Sunday, January 10, 2010

Walking on Curbs

Has it really been more than a year since I last posted to this blog? Wow. Well, it's a new year and a new decade. It's time for a fresh start.

I was walking out of our church fellowship hall this morning, crossing the pavement towards my parked car. Our church's parking lot has these black-and-yellow striped speed bumps bolted into the asphalt, and I soon found myself doing a balancing act along one of them, putting one foot in front of the other. It wasn't until I reached the end of the speed bump that I stopped to think, "now why did I just do that?"

I tend to do things like that a lot. While going down a sidewalk, if there is a raised curb or landscaping bricks that I can walk along instead, I'm so there. While climbing a flight of stairs, I still see how many I can skip with each step. I don't do this consciously...it just happens.

But then I start reflecting on the fact that you don't really see many adults doing things like this in public. Here I am, a 21-year-old senior in college, preferring the adventure of walking on the curbs to the dull pragmatism of just walking down the sidewalk.

Does this mean I'm still in my childhood? Will there be a morning that I wake up and all of a sudden prefer the boring route instead of the exciting one? Maybe it's not so much a matter of preference as much as the self-control to adapt my behavior to society's standards of pedestrianism.

But when will this switchover happen? Will it happen? If that's what it means to be an adult, do I even want it to happen?

So what if I decide I want to walk on the curb, keeping my balance as if stepping off would mean certain-death, instead of trudging along the weathered thoroughfare like mindless cattle? Does this make me childish? Does it make me less of an adult?
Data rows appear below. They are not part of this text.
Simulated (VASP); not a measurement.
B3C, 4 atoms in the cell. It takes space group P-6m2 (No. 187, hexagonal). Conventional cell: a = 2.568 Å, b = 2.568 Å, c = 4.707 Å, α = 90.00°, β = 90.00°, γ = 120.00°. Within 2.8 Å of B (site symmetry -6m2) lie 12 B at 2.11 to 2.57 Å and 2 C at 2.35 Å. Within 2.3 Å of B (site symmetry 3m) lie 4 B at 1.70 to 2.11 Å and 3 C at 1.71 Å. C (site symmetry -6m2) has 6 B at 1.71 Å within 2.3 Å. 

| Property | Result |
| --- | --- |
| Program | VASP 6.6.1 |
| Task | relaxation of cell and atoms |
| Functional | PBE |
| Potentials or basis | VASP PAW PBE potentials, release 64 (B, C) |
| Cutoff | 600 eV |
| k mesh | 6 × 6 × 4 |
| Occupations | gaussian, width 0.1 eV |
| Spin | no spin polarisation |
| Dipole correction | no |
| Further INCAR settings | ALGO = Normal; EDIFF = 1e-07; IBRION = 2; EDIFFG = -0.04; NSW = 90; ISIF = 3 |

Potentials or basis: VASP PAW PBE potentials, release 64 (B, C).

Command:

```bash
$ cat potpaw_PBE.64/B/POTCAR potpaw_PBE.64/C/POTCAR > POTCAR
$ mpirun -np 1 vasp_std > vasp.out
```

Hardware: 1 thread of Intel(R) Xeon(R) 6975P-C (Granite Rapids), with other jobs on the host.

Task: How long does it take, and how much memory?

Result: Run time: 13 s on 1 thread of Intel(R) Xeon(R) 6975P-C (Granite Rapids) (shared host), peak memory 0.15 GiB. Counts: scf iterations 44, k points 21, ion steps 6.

Maybe someday I will outgrow this urge. Maybe someday I really will prefer to just take the interstate instead of the more interesting backroads. Maybe someday I really will prefer to just take one step at a time instead of challenging myself to take more, even if others are watching.

If I wake up tomorrow and prefer the dull way of getting to where I'm going, so be it. I guess I will have "grown up." But maybe I won't. Maybe I'll always prefer the more exciting way, even if it means other adults don't understand my reasoning or give me strange looks.

I think I can live with that. I think I might want to.